To love is good, too: love being difficult. For one human being to love another: that is perhaps the most difficult of all our tasks, the ultimate, the last test and proof, the work for which all other work is but preparation. For this reason young people, who are beginners in everything, cannot yet know love: they have to learn it. With their whole being, with all their forces, gathered close about their lonely, timid, upward-beating heart, they must learn to love.
Rainer Maria Rilke, Letters to a Young Poet (7)

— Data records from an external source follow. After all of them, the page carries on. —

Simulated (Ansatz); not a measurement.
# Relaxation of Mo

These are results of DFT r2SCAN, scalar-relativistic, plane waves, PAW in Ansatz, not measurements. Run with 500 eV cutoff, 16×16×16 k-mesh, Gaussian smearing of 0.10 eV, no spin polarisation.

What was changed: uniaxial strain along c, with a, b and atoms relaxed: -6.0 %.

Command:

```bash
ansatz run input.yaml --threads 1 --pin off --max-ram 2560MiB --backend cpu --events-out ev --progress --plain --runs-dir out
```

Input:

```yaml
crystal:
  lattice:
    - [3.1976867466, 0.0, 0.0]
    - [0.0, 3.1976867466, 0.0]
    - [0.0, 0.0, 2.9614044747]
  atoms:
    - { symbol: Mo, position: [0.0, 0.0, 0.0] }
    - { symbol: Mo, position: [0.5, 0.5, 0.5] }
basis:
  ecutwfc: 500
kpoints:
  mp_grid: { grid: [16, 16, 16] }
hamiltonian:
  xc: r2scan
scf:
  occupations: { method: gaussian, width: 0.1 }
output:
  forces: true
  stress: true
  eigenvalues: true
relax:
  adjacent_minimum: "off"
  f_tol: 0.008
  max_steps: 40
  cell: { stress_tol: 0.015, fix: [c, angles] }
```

The other day, my mother told me that she thinks I know what love is now, so I thought I would think more deeply about what I know of it. Regrettably, we are hopelessly ill-equipped to talk about love in the English language. While we have one word for it, the Greeks had eight: eros, philia, ludus, agape, pragma, philautia, storge, and mania. So, I could conceivably dive into some analysis of the different forms love takes, as perhaps a Greek would do with their many words, but I don’t think I will because there was a thought that stuck with me that I reckon would be worth sharing.
When I left home at 18 for university, I quickly discovered the secret of the adult world: nobody (or hardly anybody) has a bloody clue what’s going on. By my estimation, for the most part, we are all people who are, as they say, just “going through it”. Life piles up: there’s a mountain of rubbish to deal with even on top of your regular workday, and it can be overwhelming. I’ve noticed, for instance, that as I’ve gotten older, in many ways people have become more graceful. Whereas in high school we were tormented by ideas of university professors rigidly adhering to deadlines and what not, I’ve more often found that professors are understanding when something comes up: being a (mental) health issue or something else.
This, of course, does not mitigate any responsibilities one has, but it is a recognition that the responsibilities demanded in the adult world are, frankly, a lot to deal with. There’s a learning curve, after all, and oftentimes it just takes time and energy to figure things out. It’s tempting, then, to feel that things would have been easier if only you’d known then what you know now. So it is that I’ve come to believe that God calls us to be in the present the people we’re destined to become, whether or not we’re ready for it. It’s as if He is in the place of the world itself, which demands things of us without asking whether we’re ready for it.
What I’ve said thus far is all fairly self-evident, but how does it relate to love? Of course, if you’ve heard the verse “God is love” (1 Jn 4:16), one might know where I’m going with this. Love is, like life, demanding: perhaps it is the most demanding thing that can be asked of us. Catholics are fond of saying that love is a gifting of oneself to another. I take no dispute with this. Those in love become naturally dependent and bound to one another insofar as they are able. But what could be harder than gifting oneself to another? I daresay, nothing is. In its absolute sense, it requires an unspeakable amount of self-sacrifice and commitment. Much in the same way that we are just “going through” everything else, we can only approach love in this way: we can’t anticipate all of the challenges we may face, and this, coupled with the emotional stakes of loving someone else, can mean some life lessons that are simply learned the hard way. As such, in love so as in life, we are sometimes tempted to say, “If I knew then what I know now.” Thus, love, too, calls us to be now the person who we are someday called to be.
This is perhaps one of the key things I would say I’ve learned about love: ultimately, it is a journey of perpetual conversion to be more loving. Love is acting despite that burden everyday. In Rome, one of the priests I had the good fortune to meet told me how he responds when someone calls him a Christian: “No,” he said, “everyday I must become a Christian.” It is common parlance to say that someone loves someone else, and while I wouldn’t belittle using love as a verb, I wonder if perhaps it more accurately captures the act itself to say that “everyday I must love so-and-so”.
Love is another cross to carry, but it is the most wonderful to bear. St Paul said, “if I…do not have love, I am nothing.” (1 Cor 13:2) He was right. No doubt about it. So, not only as my own personal reflection but as words of encouragement, I would lastly say, for the love of God, not to give up on it. I wish I could tell you it’s easy to stay the course, but it’s not. It might mean making mistakes, just as I and many others have made, but love in its many forms is the only thing in the world worth having. Love will take you well beyond mere emotion into the very depths of being itself.